New book claims pope bankrolled King Billy

HISTORY: Did Pope Innocent XI bankroll King Billy? It is a question which historians have been mulling over for years, and a…

HISTORY:Did Pope Innocent XI bankroll King Billy? It is a question which historians have been mulling over for years, and a new book threatens to generate more debate.

The thriller/historical novel Imprimatur, written by Italian academics Rita Monaldi and Francesco Sorti, quotes many intriguing documents, including a letter written in November 1688 by Cardinal d'Estrées, French ambassador to the Holy See, to the French king, Louis XIV: "That the said man upheld the missionary in the conviction that the Prince of Orange had great respect for the pope and would do many things for him; that in recent times these relations had grown firmer and that the Prince of Orange had certainly given it to be understood that he had only good intentions."

Within days of William of Orange's landing in England in 1688, pamphleteers were suggesting that Pope Innocent, via his Odescalchi family firm, had loaned huge sums of money to the cash-starved William.

Since then historians have argued the point with men like Frenchman Pierre Bayle in the 17th century and Scotsman John Dalrymple in the 18th century producing elaborate but inconclusive evidence that Pope Innocent XI did indeed bankroll King Billy.

READ MORE

For the landing in England, William is said to have received 200,000 ducats, perhaps because he had misled the pope into believing that he would use his army not against James in England but rather against Louis in France.
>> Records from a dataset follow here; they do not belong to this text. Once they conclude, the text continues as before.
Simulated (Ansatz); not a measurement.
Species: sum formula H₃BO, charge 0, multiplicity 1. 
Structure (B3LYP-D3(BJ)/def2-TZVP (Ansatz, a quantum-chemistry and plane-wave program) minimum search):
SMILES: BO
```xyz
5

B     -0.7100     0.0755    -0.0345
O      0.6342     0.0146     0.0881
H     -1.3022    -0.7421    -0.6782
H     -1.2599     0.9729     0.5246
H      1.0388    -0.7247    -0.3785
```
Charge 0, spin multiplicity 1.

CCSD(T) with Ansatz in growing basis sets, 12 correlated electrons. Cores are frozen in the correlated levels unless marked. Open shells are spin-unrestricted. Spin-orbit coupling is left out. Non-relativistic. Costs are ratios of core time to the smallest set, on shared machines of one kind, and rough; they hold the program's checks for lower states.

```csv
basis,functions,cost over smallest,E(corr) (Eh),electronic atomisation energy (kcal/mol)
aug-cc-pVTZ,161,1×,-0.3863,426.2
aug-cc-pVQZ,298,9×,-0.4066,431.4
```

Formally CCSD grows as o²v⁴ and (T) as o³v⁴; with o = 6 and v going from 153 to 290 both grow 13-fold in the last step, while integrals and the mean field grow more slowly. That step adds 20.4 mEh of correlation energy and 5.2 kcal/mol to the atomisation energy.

In the light of documents they have unearthed during research in Vatican and Italian state archives, Ms Monaldi and Mr Sorti emphatically confirm the Innocent-William of Orange money relationship, saying: "A whole chapter of European history will need rewriting in the light of the documents which reveal the secret manoeuvrings of Pope Innocent XI and the Odescalchi family. But to do that will mean raising a curtain of silence, hypocrisy and lies."

Last weekend, the authors took a number of reporters on a tour of the "Archivio di Stato", state archives in central Rome, showing us some remarkably heavy and dusty 17th-century ledgers. These were the Odescalchi account books that, they claim, prove that otherwise inexplicable payments were made to certain "gentlemen" in Amsterdam and Antwerp, payments that were in fact intended for the House of Orange.

What is certain is that Pope Innocent came from a well-known family of bankers. On the day of his election as pope, one wag attached a satirical comment to the Pasquino statue in central Rome, reading: "Invenerunt hominem in telonio sedentem" (They have chosen a pope seated at the usurer's table).